Working for free for Ikea

I read a story recently where Ikea has officially announced it is against forced labour.
Well no duh.
The Swedish furniture company stated it regrets prisoners in East Germany were used to build furniture for them some 30 years ago.
An Ikea official stated “at the time we didn’t have the well-developed control system that we have today and we clearly did too little to prevent such production methods.”
At least they are admitting their error, but they are still in the business of making people work for free as anyone who has bought anything from Ikea already knows.
What a great system they have going: you give them your money and spend the rest of the day putting their product together yourself.
I have assembled my share of Ikea items and most of the time they go together with very little bad language being used – most of the time anyway.
Of the myriad of Ikea creations I have assembled, only twice did I run into problems. In one case, a piece was missing and in the other case the pieces simply would not fit together properly, no matter what kind of colourful language I sent its way.
My favourite is when there are several pieces that are almost identical, but each must go in their own exact place or the entire operation is a bust. They do come with instructions, but those are about as helpful as a blind cab driver.
I learned it is nearly impossible to put a large Ikea item together by yourself.
They have a method to their madness and often you need one person to hold a piece of that press board stuff everything Ikea sells is made of while you attach another piece with those weird screw-bolt-nut thingys the Swedes seem so fond of.

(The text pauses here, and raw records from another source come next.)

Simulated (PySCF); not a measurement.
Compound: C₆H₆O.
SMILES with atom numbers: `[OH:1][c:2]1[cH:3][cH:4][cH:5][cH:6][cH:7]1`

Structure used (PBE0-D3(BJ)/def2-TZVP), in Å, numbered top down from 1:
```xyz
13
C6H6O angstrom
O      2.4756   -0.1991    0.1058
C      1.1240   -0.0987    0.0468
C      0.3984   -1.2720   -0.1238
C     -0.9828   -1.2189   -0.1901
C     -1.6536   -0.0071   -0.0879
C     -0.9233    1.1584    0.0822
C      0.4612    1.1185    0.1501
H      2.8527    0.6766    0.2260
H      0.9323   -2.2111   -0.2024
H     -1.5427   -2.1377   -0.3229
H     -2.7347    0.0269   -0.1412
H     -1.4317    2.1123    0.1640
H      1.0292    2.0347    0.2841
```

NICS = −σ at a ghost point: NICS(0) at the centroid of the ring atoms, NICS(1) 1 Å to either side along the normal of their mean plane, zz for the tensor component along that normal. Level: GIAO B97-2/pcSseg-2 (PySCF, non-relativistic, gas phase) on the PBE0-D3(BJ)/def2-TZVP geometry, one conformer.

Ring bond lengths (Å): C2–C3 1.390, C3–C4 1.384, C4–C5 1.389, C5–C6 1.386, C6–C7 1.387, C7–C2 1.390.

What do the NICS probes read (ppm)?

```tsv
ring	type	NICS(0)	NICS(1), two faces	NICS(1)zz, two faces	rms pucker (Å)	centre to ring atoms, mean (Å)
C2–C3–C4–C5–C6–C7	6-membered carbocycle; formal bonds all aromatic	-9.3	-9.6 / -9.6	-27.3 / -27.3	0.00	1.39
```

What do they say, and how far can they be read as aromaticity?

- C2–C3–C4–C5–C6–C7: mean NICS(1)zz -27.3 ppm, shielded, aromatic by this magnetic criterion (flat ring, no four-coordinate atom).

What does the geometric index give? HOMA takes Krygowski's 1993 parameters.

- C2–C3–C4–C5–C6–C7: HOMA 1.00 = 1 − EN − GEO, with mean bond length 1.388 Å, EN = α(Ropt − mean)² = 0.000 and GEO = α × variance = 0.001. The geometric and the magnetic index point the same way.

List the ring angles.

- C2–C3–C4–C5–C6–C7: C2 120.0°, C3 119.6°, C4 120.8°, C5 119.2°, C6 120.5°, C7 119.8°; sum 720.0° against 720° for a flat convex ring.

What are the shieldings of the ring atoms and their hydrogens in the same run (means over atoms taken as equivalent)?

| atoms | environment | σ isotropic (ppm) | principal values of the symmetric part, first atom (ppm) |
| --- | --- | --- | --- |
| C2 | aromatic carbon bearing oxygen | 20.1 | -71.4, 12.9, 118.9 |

On a rather large entertainment centre, we had to attach three smaller boards to the main board before putting the other side on while juggling squirrels and singing a traditional Swedish folk song.
We did get it together, but only after a short break and couple glasses of wine to calm the nerves.
The problem for me is my wife loves Ikea. Every time we are in the Lower Mainland she has to stop at the store to see what forms of home-based construction torture she wants to take home.
After building everything from small tables to a very annoying bunkbed that required me to line up 437 dowels all at once, we have run out of room for Ikea items.
Whew – it's about time.
We still stop at the store – despite my protesting – to 'look around' and to 'just see what they have.'
My wife always gets this glazed look in her eyes as she wanders through row upon row of items that all have 'some assembly required.'
What they should say is 'complete assembly required.'
Anyway, I have spent more time walking through the Ikea maze than any man should have to.

Anyone who has been in an Ikea warehouse knows what I am talking about. The Swedes are organized if nothing else and the store is laid out so you can go from one ‘room’ to the next in an orderly fashion. They even provide you with a little map of where each room is so you know that when you are done browsing the bedroom you can tour the livingroom and so on.
I often expect there to be a big piece of cheese at the end of the store when I am done navigating through department after department as I search for the only thing I truly care about: the exit sign.
We still pick up a few small items on just about every visit, but none of them come with instructions or generate the desire to poke a Swede in the eye with my worn out finger.